I think that’s why communism comes easier to MOST* POC men and good looking guys. We don’t need money to get laid. I talked to some of my friends and they seem to report that women asking them how much they make is normal for them. I sit there scratching my head thinking back to the times that women have straight up asked me to F them even knowing I was making like $1,400 a month. I remember sitting on the steps of my university with this random handsome one legged Afghani or Lebanese friend I made, and he was telling me how he had girls kissing his feet in bed, and he just couldn’t understand it, nor did he want it to end.

(*I say most cause the most annoying pro-American people I know are two 5’2″ midget Asian men in my family who act like knockoff white guys and I’m sure they’re both on the DL).

But to guys who genuinely understand women as a process of being purchased or wooed with money, obviously money becomes everything. An entire culture rooted around hoarding wealth to “keep” a woman that won’t even touch you is basically normal for most guys in the western world. It’s so soulless. Like, completely soulless. There’s nothing more real than a woman looking you dead in your eyes and telling you she wants you, she wants to eat you. That’s why everything seems fake to me, since I was a kid up until now. I guess when it happens to you enough, you become a man who has nothing to prove and everything to give. My life has been long but also it’s felt incredibly short. I feel like every day I’ve lived I’ve reflected on wondering what was going on my head but I think I finally get it. 25 years ago feels like yesterday because my “Wasian IQ” has given me an overactive brain (I hate the term Wasian, though).

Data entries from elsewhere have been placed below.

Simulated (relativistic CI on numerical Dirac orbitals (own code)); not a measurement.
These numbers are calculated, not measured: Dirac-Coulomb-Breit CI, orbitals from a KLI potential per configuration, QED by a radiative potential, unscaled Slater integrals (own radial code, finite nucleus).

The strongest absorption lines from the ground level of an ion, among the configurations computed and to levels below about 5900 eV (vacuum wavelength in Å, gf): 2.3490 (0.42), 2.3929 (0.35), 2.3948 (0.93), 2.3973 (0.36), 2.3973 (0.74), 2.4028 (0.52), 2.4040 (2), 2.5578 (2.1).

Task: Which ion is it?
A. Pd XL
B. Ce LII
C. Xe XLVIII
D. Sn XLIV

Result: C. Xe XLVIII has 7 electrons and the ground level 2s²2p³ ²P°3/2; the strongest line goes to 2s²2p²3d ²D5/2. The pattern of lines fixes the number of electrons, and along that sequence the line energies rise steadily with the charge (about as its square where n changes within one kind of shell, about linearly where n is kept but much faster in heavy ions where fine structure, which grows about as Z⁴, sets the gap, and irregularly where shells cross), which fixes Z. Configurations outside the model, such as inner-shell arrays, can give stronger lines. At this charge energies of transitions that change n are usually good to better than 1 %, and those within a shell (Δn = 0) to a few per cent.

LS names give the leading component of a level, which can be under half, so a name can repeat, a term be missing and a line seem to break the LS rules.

Truly staggering stuff. It’s hard for me to even believe this, and I’m near 40 years old now. It’s crazy cause I honestly feel like I’m the first person to ever be self aware about this. Being half white maybe has been a blessing in that it’s provided me insight into both sides long enough to see what the real issue is. Part of the reason I’ve always been so F’ed up is because I’ve struggled between being what I really am – basically a player loser Chinaman like the kind my self-hating uncle HATED back in China – and being half-white, and being made to feel like I was wrong for doing what came naturally. For a long time I wondered what the hell my parents’ problem was, but now I see it.

Interracial Dating is one-sided and not progressive at all

I remember being shocked once finding out a black girl I had a crush on, slept with my racist white “former friend.”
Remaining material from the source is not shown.